In the implementation, only granularity level 2 could be reached, as only the data collection names can be saved in the token. The reason for this is the multitude of ways to group multifarious data and a need for standardization. Currently, we can easily save the group affiliation of single metrics, e.g. all data from solar panels belongs to Group X, all weather data belongs to Group Y. In the same way, we can define shared accesses in the token: user A belongs to Group X and additionally has access to weather data. However, such simplicity is not achievable on higher granularity (“user A has access to data from last month“). To reach level 3 of granularity, a whole standard of encoding that fine-grained permission is required, a central point needs to enforce this standard and an efficient way of saving those permissions with the user needs to be developed. This can delimit the endless combinations of attributes but would mean a huge development overhead.
Moreover, somewhat fine-grained access control can also be achieved by sensibly labeling the data. For example, if all data from Germany is labeled accordingly, the access control by country would be much easier to implement. However, in this case, it would be wise to limit the attributes only to the most essential ones, and/or make them non-shareable.

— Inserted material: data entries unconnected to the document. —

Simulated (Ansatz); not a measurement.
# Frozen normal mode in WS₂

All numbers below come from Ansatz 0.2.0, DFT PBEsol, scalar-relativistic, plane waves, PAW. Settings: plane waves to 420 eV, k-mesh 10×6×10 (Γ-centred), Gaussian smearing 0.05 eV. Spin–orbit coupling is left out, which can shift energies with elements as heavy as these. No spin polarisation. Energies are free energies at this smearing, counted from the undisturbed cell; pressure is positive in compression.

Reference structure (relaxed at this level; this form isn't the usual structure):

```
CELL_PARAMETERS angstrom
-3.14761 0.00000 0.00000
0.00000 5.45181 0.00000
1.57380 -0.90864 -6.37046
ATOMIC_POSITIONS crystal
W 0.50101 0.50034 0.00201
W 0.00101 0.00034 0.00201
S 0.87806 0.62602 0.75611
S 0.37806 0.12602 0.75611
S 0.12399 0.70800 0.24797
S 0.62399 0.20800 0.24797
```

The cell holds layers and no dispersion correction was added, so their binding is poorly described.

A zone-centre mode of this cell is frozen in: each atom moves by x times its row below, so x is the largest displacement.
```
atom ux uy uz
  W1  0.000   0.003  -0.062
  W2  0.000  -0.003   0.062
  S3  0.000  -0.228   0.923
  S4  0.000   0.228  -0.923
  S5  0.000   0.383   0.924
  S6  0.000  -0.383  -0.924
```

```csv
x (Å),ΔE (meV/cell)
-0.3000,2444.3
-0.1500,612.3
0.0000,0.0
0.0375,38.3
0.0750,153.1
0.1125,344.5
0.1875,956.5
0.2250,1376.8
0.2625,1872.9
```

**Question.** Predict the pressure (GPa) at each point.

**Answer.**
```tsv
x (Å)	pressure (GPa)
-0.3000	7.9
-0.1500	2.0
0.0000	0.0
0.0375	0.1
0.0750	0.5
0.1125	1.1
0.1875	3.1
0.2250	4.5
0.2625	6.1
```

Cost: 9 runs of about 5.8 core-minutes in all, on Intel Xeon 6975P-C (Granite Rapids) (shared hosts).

Overall, I recognized that implementing such complex features in an IAM context is not a trivial task, as every increase in flexibility or granularity introduces a significant development overhead. Therefore, every new feature should be first evaluated from a cost-benefit perspective and the prediction should be communicated to the stakeholders. Moreover, adherence to best practices of secure software development is still a requirement, such as checking the OWASP Top Ten list, implementing encapsulation and using reputable frameworks and standards.